LONDON (Reuters) - Looking for a new way to give money to charity as part of Ramadan? A mosque in Britain’s capital is willing to receive your donation - in bitcoin.
The Shacklewell Lane Mosque in Dalston, east London, has decided to accept bitcoin and other cryptocurrencies in a bid to widen its donor base and cut down on currency conversion fees, mosque leaders said.
“For a donor that already has a bitcoin or an ethereum account, the effort of converting cryptocurrency into say British pounds or dollars can be quite burdensome. The mosque effectively takes the burden on themselves,” said blockchain consultant Lukasz Musial, who helped the mosque set up the technology.
“For the donor, it’s just the click of a button to transfer to an account provided by the charity. From the mosque’s perspective, it opens a new stream of donations coming from all over the world,” Musial said.

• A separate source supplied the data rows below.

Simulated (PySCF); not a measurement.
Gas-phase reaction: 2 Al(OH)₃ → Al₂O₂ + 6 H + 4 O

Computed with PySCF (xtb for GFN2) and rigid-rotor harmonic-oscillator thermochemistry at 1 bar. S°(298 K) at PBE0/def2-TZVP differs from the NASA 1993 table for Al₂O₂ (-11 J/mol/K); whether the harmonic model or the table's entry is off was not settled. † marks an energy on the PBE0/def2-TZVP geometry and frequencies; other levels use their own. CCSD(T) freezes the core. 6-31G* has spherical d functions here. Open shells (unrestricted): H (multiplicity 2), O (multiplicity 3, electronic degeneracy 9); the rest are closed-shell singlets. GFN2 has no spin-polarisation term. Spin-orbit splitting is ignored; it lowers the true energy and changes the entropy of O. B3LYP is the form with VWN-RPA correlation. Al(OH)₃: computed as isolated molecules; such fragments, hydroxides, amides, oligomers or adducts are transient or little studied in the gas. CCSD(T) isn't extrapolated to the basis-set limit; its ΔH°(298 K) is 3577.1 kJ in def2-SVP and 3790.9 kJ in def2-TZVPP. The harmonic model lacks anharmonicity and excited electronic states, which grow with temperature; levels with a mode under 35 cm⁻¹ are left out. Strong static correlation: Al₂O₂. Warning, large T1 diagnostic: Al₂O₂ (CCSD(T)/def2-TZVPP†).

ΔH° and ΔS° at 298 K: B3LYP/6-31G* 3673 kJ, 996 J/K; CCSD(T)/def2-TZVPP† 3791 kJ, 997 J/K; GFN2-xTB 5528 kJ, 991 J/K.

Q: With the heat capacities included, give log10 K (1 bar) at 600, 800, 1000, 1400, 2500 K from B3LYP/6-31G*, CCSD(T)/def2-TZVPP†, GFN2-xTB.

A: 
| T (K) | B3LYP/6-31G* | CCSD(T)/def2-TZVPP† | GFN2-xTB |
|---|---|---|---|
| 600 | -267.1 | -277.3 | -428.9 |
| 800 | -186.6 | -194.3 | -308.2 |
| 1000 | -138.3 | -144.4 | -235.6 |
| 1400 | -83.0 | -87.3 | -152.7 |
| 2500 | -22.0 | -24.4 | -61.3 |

Egypt’s Grand Mufti, the nation’s top Sunni Muslim official, said this year bitcoin was not permitted according to Islamic law, Egyptian media reported, but Shacklewell imam Abdalla Adeyemi defended the mosque’s decision.
“Bitcoin is like any other currency. It’s ... accepted by a group of people .... We ourselves are not trading. We are not involved ... we are a charity,” Adeyemi told Reuters.
The mosque says it is one of a handful to accept cryptocurrencies out of hundreds in London and its move is yielding results. It says it is on track to double its donations this year to more than £10,000 ($13,300).
Muslims with the means are religiously obliged to give alms, often calculated based on Islamic texts as being 2.5 percent of their wealth, and many do so during the holy month, a time when Muslim charities are most active.